Two days earlier, champion skier and Woods' girlfriend, Lindsey Vonn, had told the New York Times, "Lots of people go home and talk to their wife or husband about their job. That's what we do."

This slight reference to herself as a wife-figure to Woods after three months of dating became a talking point as soon as Woods' play took a bad turn. But the fact that many claimed the comment threw off his game also peaked interest in a phenomenon Lindy McDowell summarized well: "Possibly this is what they mean by sport being a game of two halves...The man does badly? Blame the other half."

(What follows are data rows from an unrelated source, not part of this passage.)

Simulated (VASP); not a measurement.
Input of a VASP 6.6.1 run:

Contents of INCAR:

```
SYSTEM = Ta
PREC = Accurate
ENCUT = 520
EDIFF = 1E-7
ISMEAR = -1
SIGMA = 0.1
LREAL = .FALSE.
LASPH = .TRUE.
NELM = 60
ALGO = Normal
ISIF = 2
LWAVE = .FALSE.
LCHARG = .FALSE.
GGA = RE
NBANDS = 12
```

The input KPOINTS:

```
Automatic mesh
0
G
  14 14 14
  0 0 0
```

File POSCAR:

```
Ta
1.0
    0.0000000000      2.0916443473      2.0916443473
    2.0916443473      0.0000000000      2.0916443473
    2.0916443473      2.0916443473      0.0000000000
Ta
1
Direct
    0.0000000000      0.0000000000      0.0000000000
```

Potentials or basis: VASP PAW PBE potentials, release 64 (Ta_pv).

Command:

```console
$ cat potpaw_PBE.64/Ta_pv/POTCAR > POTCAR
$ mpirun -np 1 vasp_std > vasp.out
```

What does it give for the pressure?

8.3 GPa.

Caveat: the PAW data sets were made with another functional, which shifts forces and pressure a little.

Without outright declaring Vonn responsible, the Daily Mail put two important facts together at the top of its story, titled 'Lindsay Vonn calls herself Tiger's 'wife' at the US Open as she sees him play one of his worst rounds EVER': "Ms Vonn, 28, was casually dressed in T-shirt, jeans and baseball cap" and "Woods has matched his worst round as a pro at the US Open in Pennsylvania as competition enters the final day."

It was a replay of coverage from months before when Vonn found herself in the spotlight as Woods failed to impress at the Masters. "You can cite the lousy weather on Sunday and the distracting presence of Lindsey Vonn along the first fairway, chatting with fans, wearing a Tiger-red shirt, black shorts and that imposing knee brace," the New York Daily News reported, before revealing that "In the end, though, Tiger Woods just wasn't quite good enough."

Vonn isn't the only woman to face this kind of treatment and the trend of faulting women for men's poor performances in sport is nothing new. When Dallas Cowboys' quarterback Tony Romo botched the snap for a game-winning field goal in the 2006 NFL playoffs, little did then-girlfriend Carrie Underwood know, she was about to be mixed up in a sport all its own -- a game of blame -- as her main squeeze toppled from the podium. She wasn't just labelled a distraction, she took the heat for ending the Cowboys' postseason run.

A year later when pictures surfaced of Romo and Jessica Simpson partying in Mexico days before the Cowboys lost in the playoffs, fans gave the singer the title of Jessica the Jinx. She continued to be a scapegoat throughout the 2008 season, including for a blow-out, season-ending loss to the Philadelphia Eagles. At the time, some even said you could get away with robbing a bank in Dallas if you claimed Jessica Simpson made you do it.

"Women, throughout history, have often been scapegoated for men's shortcomings or failures," says Mike Messner, a professor of sociology and gender studies at USC. To explain reports of women distracting male athletes, he points to the "spermatic economy" -- the belief that "men have a finite amount of energy, and if it is drained off through sex, their performances will suffer."

As a result, coaches used to tell male athletes to isolate themselves from women and sex before games or matches. And though Messner says the idea has been discredited -- Joe Namath bragged of having sex before winning the Super Bowl in 1969, for example -- commentary still seems to reflect the belief "that if a man fails in an athletic event, maybe his energies were drained off by sex, or perhaps even by just looking at a woman."

Even when male athletes deny women have had a negative impact on their performance, the finger pointing nonetheless continues. It's all part of a male-dominated world of sport in which "women are marginalized... and thus are viewed as 'invaders' of this masculine territory," says Cheryl Cooky, an expert on sex and gender in sport at Purdue, who has worked alongside Messner to research televised news coverage of female sports.

The pair found that when TV news did cover women -- a rare occurrence, Cooky says -- female athletes like Vonn were largely shown in the stereotypical role of girlfriend or wife, even though they were breaking cultural norms. Perhaps not surprisingly, when it came to women's successes in sport, they were often attributed to external factors, like luck or the weather. Failures, however, were put directly on the athlete via charges of being ill prepared or lacking discipline. "The converse is true for men," Cooky says.

Showing female athletes actually playing sports is one way to help change these sorts of perceptions, but for women who aren't athletes, it may be a tougher climb. As Messner describes in Taking the Field: Women, Men, and Sports, the kind of coverage now prevalent "makes a conventionally conservative statement about women's 'place' -- on the sidelines, in support roles, and as objects of sexualized humour -- in a cultural realm that is still defined... as a man's world."